October 23, 2017
Fenchurch Law recognised for claims dispute expertise with tier one ranking in Legal 500
Fenchurch Law, the leading UK firm working exclusively for policyholders and brokers on complex insurance disputes, has received a tier 1 ranking in the latest Legal 500, marking an important milestone in the firm’s commitment to improving policyholder outcomes.
David Pryce, managing partner, said: “From the very launch of the firm seven years ago, our aim has been to provide insurance policyholders with access to the same levels of legal expertise and support that insurers have in dealing with complex claims disputes.
“To be recognised for both our policyholder litigation expertise and our client-focused ethos is testament to the commitment of the team to ensuring there is a level playing field in the resolution of disputes.”
“This recognition also comes in no small part thanks to the support and shared commitment of the insurance broking community to improving outcomes for policyholders. We will continue to work with them to develop our services and capabilities to reflect the evolving needs of policyholders to support their clients through complex disputes.”
Legal 500 recognised the Fenchurch Law team’s legal and policyholder litigation capabilities and expertise and its client-focused ethos. David Pryce was recognised as a leading individual in insurance litigation and partners Daniel Brooks and Amy Lacey were also rated as next generation lawyers.
October 13, 2017
Has the Enterprise Act Expanded the Duty of Fair Presentation?
For more than a century after the Marine Insurance Act of 1906, the law relating to insurance contracts was a territory into which parliament did not venture, ceding it instead to the courts. By 2015, though, Parliament was launching a full-scale invasion. The Insurance Act of that year replaced the old duty of disclosure with a new “Duty of Fair Presentation” and fundamentally reformed the remedies prescribed by law both for breach of the Duty of Fair Presentation (by introducing the concept of proportionality) and for breach of warranties.
A year later the Enterprise Act 2016 introduced a brand new right to claim damages from insurers for unreasonable delay in the payment of claims. On the face of it, each of the two Acts creates its own seemingly unrelated code of rights, obligations and remedies with no obvious interplay or knock-on effect. However, the question arises as to whether circumstances particular to the insured, which make the insurer vulnerable to a damages action if it delays in paying claims, are circumstances which, in the wake of the Enterprise Act 2016, fall within the Duty of Fair Presentation created by the Insurance Act 2015.

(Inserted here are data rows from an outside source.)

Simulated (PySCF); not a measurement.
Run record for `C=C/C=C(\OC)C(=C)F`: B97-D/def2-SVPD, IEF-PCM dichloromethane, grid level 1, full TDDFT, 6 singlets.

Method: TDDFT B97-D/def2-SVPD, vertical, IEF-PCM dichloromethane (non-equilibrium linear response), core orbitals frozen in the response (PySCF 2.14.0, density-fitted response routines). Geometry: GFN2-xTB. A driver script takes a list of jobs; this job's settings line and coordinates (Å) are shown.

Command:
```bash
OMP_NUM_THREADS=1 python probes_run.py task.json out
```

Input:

Legal Ingredients of a Claim for Damages for Late Payment
In assessing whether the information encompassed within the Duty of Fair Presentation has been broadened by the Enterprise Act, one first has to consider what is needed to found a claim for late payment.
A number of ingredients must be present if an insured is to be entitled to damages for loss caused by breach of an insurer’s duty to pay claims within a reasonable period. Aside from showing it has a valid claim under the policy in the first place, that the insurer’s delay was unreasonable, that the loss for which compensation is sought was caused by the insurer’s delay and that it has taken steps to mitigate its loss, the insured also has to show that the loss suffered as a result of the delay was foreseeable or contemplated by the parties at the time the policy was entered into.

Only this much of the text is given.